Analysis, not info sharing, blamed for intell failure
Officials failed to search all available databases to uncover data on the would-be airplane bomber, a preliminary White House review has found.
Intelligence analysts had access to information scattered across data systems, that if pieced together, could have prevented a would-be bomber from boarding a Detroit-bound airplane on Christmas Day, a White House review has found.
An unclassified version of the Obama administration’s review of the failed attack said intelligence failures related to the incident didn’t appear to be caused by a lack of information sharing but rather by a failure to correlate disparate intelligence, or “connect the dots.”
The summary report, released Jan. 7, said,“Information sharing does not appear to have contributed to this intelligence failure; relevant all-source analysts as well as watchlisting personnel who needed this information were not prevented from accessing it.”However, “information technology within the [counterterrorism] community did not sufficiently enable the correlation of data that would have enabled analysts to highlight the relevant threat information,” officials found.
The report also said a reorganization of intelligence agencies, such as the one that occurred after the 2001 terrorist attacks, wasn’t needed. The report said that previous barriers to information sharing between agencies had been largely overcome.
The White House review, led by Deputy National Security Adviser John Brennan, found that personnel from the National Counterterrorism Center and the CIA who are responsible for the government’s watch list process didn’t search all available databases to uncover additional information on Umar Farouk Abdulmutallab, the 23-year old Nigerian allegedly tried to set off a bomb on the aircraft.
Abdulmutallab was in the National Counterterrorism Center’s Terrorist Identities Datamart Environment database, the government's central repository on international terrorist identities that includes data about 500,000 people.
However, Abdulmutallab, didn't make the cut to be on the government’s consolidated watch list that includes data on about 400,000 people that authorities know or reasonably suspect are involved in terrorist activity. Abdulmutallab also wasn't on the no-fly list, and a smaller subset of the consolidated list with more stringent standards comprised of people considered threats to civil aviation or national security.

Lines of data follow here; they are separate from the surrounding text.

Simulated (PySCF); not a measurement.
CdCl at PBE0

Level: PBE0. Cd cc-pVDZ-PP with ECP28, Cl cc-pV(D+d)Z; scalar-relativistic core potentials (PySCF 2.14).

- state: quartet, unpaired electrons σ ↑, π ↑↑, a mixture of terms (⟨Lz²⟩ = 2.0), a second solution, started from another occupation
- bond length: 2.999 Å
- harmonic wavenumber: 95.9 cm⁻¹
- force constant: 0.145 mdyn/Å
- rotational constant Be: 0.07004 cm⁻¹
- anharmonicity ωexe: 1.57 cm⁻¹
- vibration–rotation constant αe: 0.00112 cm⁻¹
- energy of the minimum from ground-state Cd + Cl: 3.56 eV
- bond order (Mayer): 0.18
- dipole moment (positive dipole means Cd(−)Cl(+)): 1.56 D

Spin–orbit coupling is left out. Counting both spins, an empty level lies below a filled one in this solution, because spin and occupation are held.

In addition, Abdulmutallab’s visa also wasn’t revoked because he wasn’t placed on a watch list, the review said. Also, a misspelling of Abdulmutallab’s name initially left the State Department believing he didn’t have a valid visa, officials found.
President Barack Obama directed security-related departments to take actions, many IT and technology-related, to correct the causes of what he called “systemic failure across organizations and agencies” during a speech Jan. 7. In one recommendation, Obama directed the Director of National Intelligence to accelerate IT enhancements, such as database integration, knowledge discovery and cross-database searches.
Brennan told reporters Jan. 7 that he was confident that the government has taken corrective measures that would have allowed the government to identity Abdulmutallab “as somebody of concern.”
“The National Counterterrorism Center has been working day and night for – since this Dec. 25 attempted attack, has been scouring all of the databases – identities databases as well as all-source databases – to make those correlations. And I'm confident that they have done that very thoroughly,” Brennan said.